The Kolkata Bench of the Income Tax Appellate Tribunal (ITAT) has held that payments made by an Indian company to a UAE-based consultant for advisory and supervisory services cannot be treated as Fees for Technical Services (FTS) in the absence of any transfer of technical knowledge or know-how.
The bench of Shripradip Kumar Choubey (Judicial Member) and Rajesh Kumar (Accountant Member) deleted a demand of ₹35.57 lakh raised against the assessee for alleged failure to deduct tax at source (TDS) under Section 195 of the Income Tax Act.
The appellant/assessee, engaged in real estate development, was constructing the iconic residential tower “The 42” in Kolkata. To assist in the project, it entered into a Technical Consultancy Agreement dated May 1, 2016, with Arabian Construction Co. WLL (ACCWLL), UAE.
Under the agreement, ACCWLL provided advisory services relating to construction techniques, review of working drawings, scaffolding and staging design, safety measures, and quality control. The services were limited to review, comments, and recommendations and did not involve any transfer of technical processes, methodologies, or proprietary know-how. During the financial year 2017-18, the assessee remitted consultancy fees to the UAE entity after filing Forms 15CA and 15CB, treating the payments as business profits under Article 7 of the India-UAE Double Taxation Avoidance Agreement (DTAA), on the ground that ACCWLL had no Permanent Establishment (PE) in India.

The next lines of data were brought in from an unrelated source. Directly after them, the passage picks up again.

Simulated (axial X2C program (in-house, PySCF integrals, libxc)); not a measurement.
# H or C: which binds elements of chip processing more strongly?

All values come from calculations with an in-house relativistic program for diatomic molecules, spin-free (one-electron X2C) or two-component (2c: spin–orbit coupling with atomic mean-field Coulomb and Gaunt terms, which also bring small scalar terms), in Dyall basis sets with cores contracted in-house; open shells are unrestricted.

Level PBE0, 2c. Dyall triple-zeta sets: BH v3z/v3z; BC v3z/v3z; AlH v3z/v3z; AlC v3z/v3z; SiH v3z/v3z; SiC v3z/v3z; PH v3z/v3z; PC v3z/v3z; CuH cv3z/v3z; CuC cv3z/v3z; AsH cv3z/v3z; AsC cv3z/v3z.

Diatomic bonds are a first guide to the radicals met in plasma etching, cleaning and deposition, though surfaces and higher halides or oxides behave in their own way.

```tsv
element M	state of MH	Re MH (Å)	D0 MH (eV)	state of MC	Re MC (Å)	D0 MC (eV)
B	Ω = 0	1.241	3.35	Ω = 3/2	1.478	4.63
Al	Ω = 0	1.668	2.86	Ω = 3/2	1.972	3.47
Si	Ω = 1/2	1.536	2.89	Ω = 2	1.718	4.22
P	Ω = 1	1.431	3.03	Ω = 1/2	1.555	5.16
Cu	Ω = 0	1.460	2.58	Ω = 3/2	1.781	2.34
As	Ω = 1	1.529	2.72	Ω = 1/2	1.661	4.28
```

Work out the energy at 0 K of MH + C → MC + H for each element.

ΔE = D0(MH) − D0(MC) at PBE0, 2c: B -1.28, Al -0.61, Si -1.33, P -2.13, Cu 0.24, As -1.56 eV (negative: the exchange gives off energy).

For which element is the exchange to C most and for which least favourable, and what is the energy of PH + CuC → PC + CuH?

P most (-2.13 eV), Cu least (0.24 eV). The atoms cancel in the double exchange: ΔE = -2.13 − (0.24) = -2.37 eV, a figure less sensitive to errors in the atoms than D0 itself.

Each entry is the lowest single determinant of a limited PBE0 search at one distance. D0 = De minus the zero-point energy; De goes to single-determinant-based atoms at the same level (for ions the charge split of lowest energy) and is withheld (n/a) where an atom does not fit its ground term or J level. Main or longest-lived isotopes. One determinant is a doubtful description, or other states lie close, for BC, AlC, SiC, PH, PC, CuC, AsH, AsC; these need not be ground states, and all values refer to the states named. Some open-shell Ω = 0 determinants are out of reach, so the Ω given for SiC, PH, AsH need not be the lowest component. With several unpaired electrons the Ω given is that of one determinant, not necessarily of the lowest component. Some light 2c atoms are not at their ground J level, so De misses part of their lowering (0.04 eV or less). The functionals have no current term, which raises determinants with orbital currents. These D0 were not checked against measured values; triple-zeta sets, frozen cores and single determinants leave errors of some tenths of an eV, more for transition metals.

The Assessing Officer held that the consultancy payments constituted Fees for Technical Services under Section 9(1)(vii) of the Income Tax Act and were taxable in India. According to the department, the assessee ought to have deducted tax at source under Section 195 while making the remittances.
Treating the company as an assessee in default under Section 201(1), the Assessing Officer raised a demand of ₹28.39 lakh towards TDS and ₹7.18 lakh towards interest under Section 201(1A), aggregating to ₹35.57 lakh. The CIT(A) subsequently affirmed the demand through an ex parte order.
Allowing the appeal, the Tribunal observed that the consultancy agreement merely involved advisory and consultative services. It found that the UAE company had not transferred any technical knowledge, skill, process, or methodology that would enable the assessee to independently apply such expertise in the future.
The Bench emphasized that the decisive factor is not whether technical expertise is used by the service provider while rendering services, but whether such expertise is “made available” to the recipient. Unless the recipient acquires an enduring technical capability enabling independent future use without further assistance, the consideration cannot be characterized as Fees for Technical Services under treaty principles.
The Tribunal further noted that the India-UAE DTAA does not contain a specific article dealing with Fees for Technical Services.
It held that where a treaty deliberately omits an FTS provision, the domestic definition contained in Section 9(1)(vii) cannot be imported into the treaty framework. According to the Bench, the DTAA is a self-contained code governing taxation of cross-border income, and domestic law can operate only to the extent that it is consistent with the treaty provisions.
The Tribunal observed that business profits of a UAE enterprise are taxable in India only if the enterprise has a Permanent Establishment in India under Article 7 of the DTAA. Since ACCWLL admittedly had no PE in India, the consultancy receipts were not taxable in India.
The Revenue had also relied upon CBDT Circular No. 33 dated April 2, 1982. Rejecting this argument, the Tribunal held that CBDT circulars cannot enlarge the scope of taxability or create a liability where the DTAA itself does not authorize taxation.
The Bench observed that while departmental circulars are binding on tax authorities, they cannot override or rewrite the provisions of an applicable tax treaty.
Setting aside the order of the CIT(A), the Kolkata ITAT directed the Assessing Officer to delete the entire demand of ₹35.57 lakh, holding that the payments made to the UAE consultant were not taxable in India and, therefore, no obligation to deduct tax at source arose under Section 195 of the Income Tax Act.